"It's.. across from
Baller Hardware.. somewhere.." I squinted for a sign whilst scanning the street for parking. I felt pretty silly, I know this stretch of
riverwinding Hyperion like the ceiling above my bed, yet could not visualize which structure must house newest Silver Lake hot spot
Barbrix. We parked easily on this quiet curve before the final congested drag down toward Trader Joe's, and after passing a tall hedge found ourselves smack dab in the middle of a packed parking lot neither of us could recall existing, leading to a set-back cottage, a bustling front patio strewn with strings of white bulbs.
This was a
scene. Or rather a strange amalgamation of one. Admittedly not exactly the Silver Lake I am used to, but also very much what Silver Lake is becoming. Neither good or bad, just different. We were led past the packed bar and back outside to a tiny two-top at the corner of the small patio, beside a table of
sunglass-wearing (at 8:30pm) angular-hair-styled rocker types downing glasses of red wine. On the other side of the patio, a pair of elder couples laughed over dessert. In between these tables, two suited men sat with bulbous over-sized Bordeaux glasses, staring intently into the beyond, wine lists twitching in their hands.
Claudio
Blotta just upped the
anty, and as wonky as Silver Lake's sea legs looked tonight, the undying crowd and waiting list were also proving to be game. A managing partner at Campanile for 11 years, previous Vice President of La
Brea Bakery, and co-founder (and wine director) of La Terza,
Blotta is no stranger to the 'scenes' of Los Angeles. With chef Don
Dickman (formerly of
Rocca) writing the ever-changing menu of Mediterranean-inspired small plates and hefty cheese/
charcuterie list,
Barbrix enters the race way ahead of the game.

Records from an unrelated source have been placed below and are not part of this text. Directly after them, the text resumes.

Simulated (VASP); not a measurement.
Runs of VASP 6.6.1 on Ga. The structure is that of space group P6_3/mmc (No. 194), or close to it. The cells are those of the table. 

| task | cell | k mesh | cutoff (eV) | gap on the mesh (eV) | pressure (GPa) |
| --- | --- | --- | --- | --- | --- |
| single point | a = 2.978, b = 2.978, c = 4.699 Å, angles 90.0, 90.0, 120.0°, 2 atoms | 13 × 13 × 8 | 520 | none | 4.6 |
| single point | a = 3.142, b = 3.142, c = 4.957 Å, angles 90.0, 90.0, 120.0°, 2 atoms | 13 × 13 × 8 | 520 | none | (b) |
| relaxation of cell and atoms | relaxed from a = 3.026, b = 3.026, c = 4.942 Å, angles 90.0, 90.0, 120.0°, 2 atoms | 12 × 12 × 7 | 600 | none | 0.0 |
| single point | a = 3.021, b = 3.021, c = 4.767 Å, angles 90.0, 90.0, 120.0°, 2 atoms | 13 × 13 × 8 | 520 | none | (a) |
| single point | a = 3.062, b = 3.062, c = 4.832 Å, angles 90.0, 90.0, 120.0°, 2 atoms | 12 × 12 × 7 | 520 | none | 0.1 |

So it comes as little surprise that the wine list is just short of jaw-dropping. "
Brix" after all refers to sugar measurements in wine, so goes without saying
Blotta means business. The initial impressive aspect is the entire first
page of glass-pours. My date was stuck on the cool beer list of small-batch American, Belgian and English ales (even carrying an ale from my favorite Canadian brewery
Unibroue) complete with tasting notes - So I knew wine by the glass was my road tonight, and a welcomed one with this list. Feeling the spirit of
Barbrix start to sink in, now officially entering my [dangerous] mode
bon vivant, I ordered the '06
Feraud-
Brunel Châteauneuf du Pape (a steal at $10 - which is also the most expensive pour on the list). Generally of my favorite
Rhône wines, this
Châteauneuf du Pape -though chock full of berry fruit and subtle spice- was less structured than I had anticipated. Keep in mind while tasting this my eyes were skimming the robust and luscious sounding meat entrees. I knew I would need a glass of something bigger a little later, especially once I read about the duck
confit and prime skirt steak
tagliata. My date opted for the
Abita Andygator helles doppelbock from Louisiana, a fragrant and rich malty lager which was very tasty.
Now there is something up front that needs to be said about this menu - It can be extremely affordable for such fare - A winning detail that
Blotta earns high marks for. Everything is served in small portions, but at $5-12 and pop for most, it becomes up to the diner to decide whether to splurge or simply enjoy a light inexpensive meal. Well, this particular Friday night after a long week, my date and decided to pull out the stops and enjoy it right.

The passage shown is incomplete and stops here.